Christopherson v. Reeves
Decision Date | 27 October 1921 |
Docket Number | 4981. |
Parties | CHRISTOPHERSON v. REEVES, State Auditor (STATE, Intervener). |
Court | South Dakota Supreme Court |
Petition for writ of mandamus by A. Christopherson against Jay Reeves as Auditor of the State of South Dakota, in which the State of South Dakota intervened. Petition granted.
An order having been made by the Supreme Court of the state of South Dakota finding that the regular judges thereof and all of the circuit judges in and for the several circuits of the state of South Dakota were, by reason of their interest in a similar question disqualified to sit in this proceeding, and the court, pursuant to the provisions of article 5, § 7 Constitution of the state of South Dakota, and chapter 343 of the Laws of South Dakota for the year of 1919, having appointed from the attorneys of record of said court ROBERT C. HAYES, of Deadwood, T. H. NULL, of Huron, GEORGE RICE, of Flandreau, A. H. ORVIS, of Yankton, and LEWIS W. BICKNELL, of Webster, to act as judges of the Supreme Court in place of the disqualified judges, and said persons having qualified by filing the oath of office required by law, and organized as a court, ROBERT C. HAYES, presiding, they proceeded to hear and determine this cause as the Supreme Court of the state of South Dakota.
Danforth & Barron and Bailey & Voorhees, all of Sioux Falls, for petitioner.
Byron S. Payne, Atty. Gen., and E. D. Roberts, Asst. Atty. Gen for respondent, and for the State.
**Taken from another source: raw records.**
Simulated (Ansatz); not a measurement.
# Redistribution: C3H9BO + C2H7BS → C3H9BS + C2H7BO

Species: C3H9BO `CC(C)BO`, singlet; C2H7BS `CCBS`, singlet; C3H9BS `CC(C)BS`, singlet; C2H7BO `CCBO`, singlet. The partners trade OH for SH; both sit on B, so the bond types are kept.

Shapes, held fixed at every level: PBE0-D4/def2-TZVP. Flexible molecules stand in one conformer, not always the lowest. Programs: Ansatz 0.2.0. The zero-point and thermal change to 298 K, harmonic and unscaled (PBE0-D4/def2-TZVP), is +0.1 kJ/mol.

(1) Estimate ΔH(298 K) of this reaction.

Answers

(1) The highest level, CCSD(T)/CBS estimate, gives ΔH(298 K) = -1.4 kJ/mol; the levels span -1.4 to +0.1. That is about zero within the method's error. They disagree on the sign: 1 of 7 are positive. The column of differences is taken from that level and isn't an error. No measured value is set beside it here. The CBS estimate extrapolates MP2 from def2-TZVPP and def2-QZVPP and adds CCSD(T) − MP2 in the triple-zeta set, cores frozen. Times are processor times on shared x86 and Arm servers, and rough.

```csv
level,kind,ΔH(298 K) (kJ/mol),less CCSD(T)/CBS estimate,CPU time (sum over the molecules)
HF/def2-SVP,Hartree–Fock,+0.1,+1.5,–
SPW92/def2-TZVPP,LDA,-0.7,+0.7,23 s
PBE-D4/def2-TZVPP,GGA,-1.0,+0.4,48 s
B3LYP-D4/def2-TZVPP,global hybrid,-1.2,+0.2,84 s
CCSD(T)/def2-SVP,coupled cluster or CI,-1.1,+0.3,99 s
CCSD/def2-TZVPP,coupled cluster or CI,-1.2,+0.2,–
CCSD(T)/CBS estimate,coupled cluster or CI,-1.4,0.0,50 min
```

The petitioner asks a writ of mandamus, directed to the respondent Reeves as State Auditor, commanding and directing him forthwith to issue to petitioner a warrant for the sum of $200, being his expense allowance as a member of the Legislature of the state of South Dakota, under the provisions of chapter 279, Laws of South Dakota for 1921. The petition recited, in substance, that the petitioner was a duly elected and qualified member of the House of Representatives from the Tenth district of Minnehaha county, S. D., who was in regular attendance at the session of the Legislature of South Dakota beginning on the 4th of January, 1921, and adjourning on the 4th of March, 1921; that at said session of the Legislature there was passed an act known as chapter 279 of the Session Laws of South Dakota for 1921, which is set out in full, and which provides for the payment of $200 to each member of the Senate and House of Representatives of South Dakota:
"In consideration of the expense incidental to traveling to the state capital and the increased expense of living at a place other than his legal residence during the regular session of the Legislature," the sum above prescribed, "to cover the expenses of such members incident to their being away from home in the discharge of their duties," etc.
The petition also recites the passage of chapter 50 of the Session Laws of South Dakota for 1921, which is the appropriation act providing funds to meet the requirements of the law above referred to; the passage of chapter 279 with an emergency clause and its approval by the Governor; the election and qualification of the respondent as State Auditor; the presentation by petitioner of a certified voucher for the amount of money above referred to; the refusal of the respondent to draw the warrant upon such voucher; the residence of petitioner in the city of Sioux Falls, Minnehaha county, S. D., and his necessary absence from his home in the discharge of the duties of his office. To this petition the auditor has demurred, and the state of South Dakota, added as a party in intervention, joined in the demurrer.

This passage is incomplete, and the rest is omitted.